Just over a month ago I turned 34. Not only does this mean that I now get the odd twinge in my knee when tackling stairs, but it turns out that this also puts me at exactly the average age for an Australian starting a PhD.
Four and a half months ago, I left a career in the social services that I had spent nearly a decade establishing and enrolled in a PhD about Antarctica. To me, this was a huge thing. It felt risky, and I was acutely conscious that I occupy that hairy part of the Early-30s-Venn-Diagram-Of-Economics, wherein you’re old enough that stepping away from your career entails a big change, but young enough to have absolutely no financial safety net if everything goes belly up. Surely it would have been much smarter to stay the course and keep inching my way towards a home deposit, right?
But I didn’t. And, if this statistic that I found on the internet is correct, then other people are making the same choice. This leads me to ask why. Why are people like me leaving established careers to take up a PhD? Why are we taking this enormous risk?
In no particular order, here’s why I did it:
1. Tasmania. This never would have happened if I was still living in Melbourne, seriously. But, as luck would have it, nearly three years ago we made the shift to Hobart and our gorgeous city’s marine and Antarctic connections has played a big role in me choosing to call myself a Tasmanian. I don’t fully know what this connection means yet for me, or what it means for our state, but this PhD is part of finding that out.
2. The Future. It’s big, slightly scary, and definitely well deserving of the capital F. Over the coming decades, we humans are going to be faced with all manner of serious and urgent questions about our relationship with the earth, and in particular with our blue and frozen places. This is important stuff, and I want to contribute.
3. Let’s blame Google Earth. Every day at work, I used to drift off into boredom and find myself opening google earth and spinning my way around the dark blue waters and frothy coastlines of the southern parts of the world. Tierra del Fuego, the Kerguelens, Bouvetøya. Every day, I’d close the browser on these places and feel a little pang. It wasn’t until I took on some research assistant work on a project about social policy that I realised how fascinating research could be, and that it offered a legitimate pathway that could lead, maybe, straight to the southern ocean. Once I figured that out, what could I do but take the leap? This is a choice, but it’s also a compulsion.

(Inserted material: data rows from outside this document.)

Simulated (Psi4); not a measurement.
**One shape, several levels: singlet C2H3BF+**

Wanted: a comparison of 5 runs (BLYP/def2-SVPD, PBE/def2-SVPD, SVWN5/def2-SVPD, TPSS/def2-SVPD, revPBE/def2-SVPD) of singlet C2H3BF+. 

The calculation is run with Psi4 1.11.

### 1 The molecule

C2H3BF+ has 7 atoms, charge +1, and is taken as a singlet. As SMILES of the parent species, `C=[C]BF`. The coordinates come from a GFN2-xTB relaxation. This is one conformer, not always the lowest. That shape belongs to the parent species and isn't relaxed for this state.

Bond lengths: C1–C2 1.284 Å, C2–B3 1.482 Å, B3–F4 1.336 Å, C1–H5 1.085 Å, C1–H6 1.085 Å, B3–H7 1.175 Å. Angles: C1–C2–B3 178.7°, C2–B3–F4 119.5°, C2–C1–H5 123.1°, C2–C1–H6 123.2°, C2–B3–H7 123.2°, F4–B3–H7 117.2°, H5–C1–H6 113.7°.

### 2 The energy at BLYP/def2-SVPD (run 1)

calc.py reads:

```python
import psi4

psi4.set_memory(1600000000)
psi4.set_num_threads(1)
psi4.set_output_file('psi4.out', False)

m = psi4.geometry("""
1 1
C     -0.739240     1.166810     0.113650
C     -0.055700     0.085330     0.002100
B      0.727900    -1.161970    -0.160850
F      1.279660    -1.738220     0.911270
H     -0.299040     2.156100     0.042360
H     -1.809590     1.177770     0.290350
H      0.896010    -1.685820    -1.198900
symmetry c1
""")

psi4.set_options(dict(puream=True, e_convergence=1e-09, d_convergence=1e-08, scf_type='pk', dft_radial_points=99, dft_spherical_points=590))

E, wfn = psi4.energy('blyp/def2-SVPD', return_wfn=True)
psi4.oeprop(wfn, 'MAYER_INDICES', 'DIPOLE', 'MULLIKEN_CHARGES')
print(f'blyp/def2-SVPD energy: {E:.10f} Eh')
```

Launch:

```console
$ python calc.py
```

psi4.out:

Fifteen years ago, give or take, I sat in the office of my then Classics professor and explained to her why I was withdrawing my honours application. I can’t remember exactly what I said, but she listened, understood the decision, and closed the conversation by saying I’d be back. That academia still had something to offer me, an itch that the workforce would never quite be able to scratch. Turns out, she was right.